Joo Chiat, a neighborhood in the eastern realms of Singapore, is hardly a forgettable area.

Filled with colorful Peranakan buildings from the district’s flamboyant Straits Chinese past, Joo Chiat is one of those places in the island nation where one can sample at least half a dozen good local dishes without traversing more than 300 meters.

But these days, the enclave preserves not only the past century of Singapore’s multicultural heritage, but also an unlikely, yet fast-growing, community. Joo Chiat Road is also home to a sizable population of Vietnamese bar girls, thus over time giving rise to a range of good places to grab decent Vietnamese grub.

A non-traditional bún đậu

I met Kim at her restaurant, Ky Anh Quan, near one of my favorite places for cháo tiều, otherwise known as Teochew porridge in Singapore. I’d probably seen Kim's eatery once or twice but never bothered to stop by. I then discovered that she was not the first owner of this Vietnamese restaurant. Three or so years ago, Kim bought it from the previous owner, (partially) re-named it, and changed its destiny for good. My visit was warranted by a simple reason; Kim’s bún đậu mắm tôm had achieved fame amongst the local Vietnamese community for being a remarkable rendition of the original dish.

Guests are provided with tiny spray bottles to wet bánh tráng before rolling.

“My bún đậu is not’s a fusion of three regions,” Kim explained. “Cách tân ba miền.” She uses the phrase commonly associated with fashion and clothing, referring to her noodle creation as a modernizing project.

“My bún đậu is not’s a fusion of three regions — cách tân ba miền.”

A respectable bamboo mâm with portion big enough for four people, Kim’s platter consists of de-boned pork leg, tofu, chả cốm, crispy deep-fried pig entrails, vermicelli and a surprisingly large serving of fresh vegetables. It is not exactly a common serving at Vietnamese eateries in Singapore. Spray bottles help to soften a side serving of bánh tráng for wrapping everything together.

Using rice paper to eat bún đậu may not be common, but it's accepted among certain circles in Vietnam's food scene. Some restaurants in Saigon, for example, call this style bún đậu cuốn miền Tây, meaning southwestern-style bún đậu.

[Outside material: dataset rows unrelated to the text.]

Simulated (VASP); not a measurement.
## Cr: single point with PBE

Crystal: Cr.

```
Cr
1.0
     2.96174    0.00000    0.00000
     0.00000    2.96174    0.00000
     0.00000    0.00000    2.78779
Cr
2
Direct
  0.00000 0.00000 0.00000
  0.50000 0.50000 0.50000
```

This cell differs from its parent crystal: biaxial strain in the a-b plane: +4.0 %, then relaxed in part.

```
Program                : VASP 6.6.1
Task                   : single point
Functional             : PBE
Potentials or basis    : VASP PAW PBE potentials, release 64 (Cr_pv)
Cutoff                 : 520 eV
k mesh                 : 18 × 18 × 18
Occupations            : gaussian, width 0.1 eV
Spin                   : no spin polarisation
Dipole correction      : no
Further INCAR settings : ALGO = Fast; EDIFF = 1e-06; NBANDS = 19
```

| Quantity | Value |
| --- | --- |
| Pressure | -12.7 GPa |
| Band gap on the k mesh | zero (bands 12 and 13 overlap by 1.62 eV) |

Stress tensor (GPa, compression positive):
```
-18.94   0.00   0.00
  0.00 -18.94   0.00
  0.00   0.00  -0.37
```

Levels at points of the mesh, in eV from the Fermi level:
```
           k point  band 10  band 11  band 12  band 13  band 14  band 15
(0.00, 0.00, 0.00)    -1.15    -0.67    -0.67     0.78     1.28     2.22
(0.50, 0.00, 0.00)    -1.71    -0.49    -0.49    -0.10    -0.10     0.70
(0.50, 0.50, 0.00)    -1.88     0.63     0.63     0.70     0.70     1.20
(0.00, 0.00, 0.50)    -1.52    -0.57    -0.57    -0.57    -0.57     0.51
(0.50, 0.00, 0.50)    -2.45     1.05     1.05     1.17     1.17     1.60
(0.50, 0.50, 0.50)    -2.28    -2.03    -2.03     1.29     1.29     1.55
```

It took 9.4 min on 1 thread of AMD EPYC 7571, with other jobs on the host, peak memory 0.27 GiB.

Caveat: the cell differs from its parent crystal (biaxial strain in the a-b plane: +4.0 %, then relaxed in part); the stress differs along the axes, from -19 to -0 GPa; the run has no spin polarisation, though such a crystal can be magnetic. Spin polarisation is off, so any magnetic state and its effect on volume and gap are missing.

Bánh tráng is a common addition to a bún đậu portion in the Mekong Delta.

Operating a quán in Singapore is no cakewalk

“Pork [is] not cheap in Singapore,” Kim said. For her, Vietnamese ham and meat cakes have to be made with the freshest ham hock and minced only once to preserve the right bite and consistency. The recent bout of swine flu in Vietnam has also caused a spike in pork prices in Vietnam, approaching those of many affluent cities. We laughed at the fact that pork may have already overtaken beef as meat for ‘splurge days.’

To Kim, operating a Vietnamese restaurant in Singapore is not just a matter of expensive rent, human resources and material costs, but a next-level cultural challenge. How does one make Vietnamese food that appeals to Vietnamese people from different regions? Beyond all that, procuring ingredients, especially greens, can be a mammoth task.

A small slice of Vietnamese cuisine in Singapore.

“It’s unbelievably difficult! Not just [the] food safety [standards in Singapore]. Every dish requires something different. You need a different herb or leaf for a different dish. Vietnamese food can be complicated,” she explained. Many times, she has to venture to the Golden Mile Complex, known to many as Singapore's Little Thailand, to visit its supermarket for rare herbs. 

“Every dish requires something different. You need a different herb or leaf for a different dish. Vietnamese food can be complicated.”

From her original bún đậu dipping sauce to a large menu which draws inspiration from all regions of Vietnam, Kim insists that her success lies in understanding her clientele.

“[You have] all kinds [of Vietnamese] living on this island,” as she began an almost statistical lecture about the socioeconomic diversity of the Vietnamese community residing in Singapore. “[You have the] professionals with family, Vietnamese brides. And also the expats on high-skill employment papers. [And] students. Oh, [and] don’t forget the beautiful ladies who work along this street.”

We sat down together with her crew for a quick bite since the dinner crowd was slated to appear shortly. As I spoke casually to her team, who hail from many regions of Vietnam, I began to agree that Kim had successfully pleased the taste buds of so many ethnicities.

“Even Singaporeans can eat our mắm tôm sauce,” she said proudly.

Ky Anh Quan is located at 233 Joo Chiat Road #01-01, Singapore 427491.

Ănthology is a series exploring stories of Vietnamese food served around the world. It focuses on chefs and restaurants that are reimagining Vietnamese cuisine or crafting traditional dishes in new contexts, and how our national dishes have evolved in response to different geographic tastes and ingredients.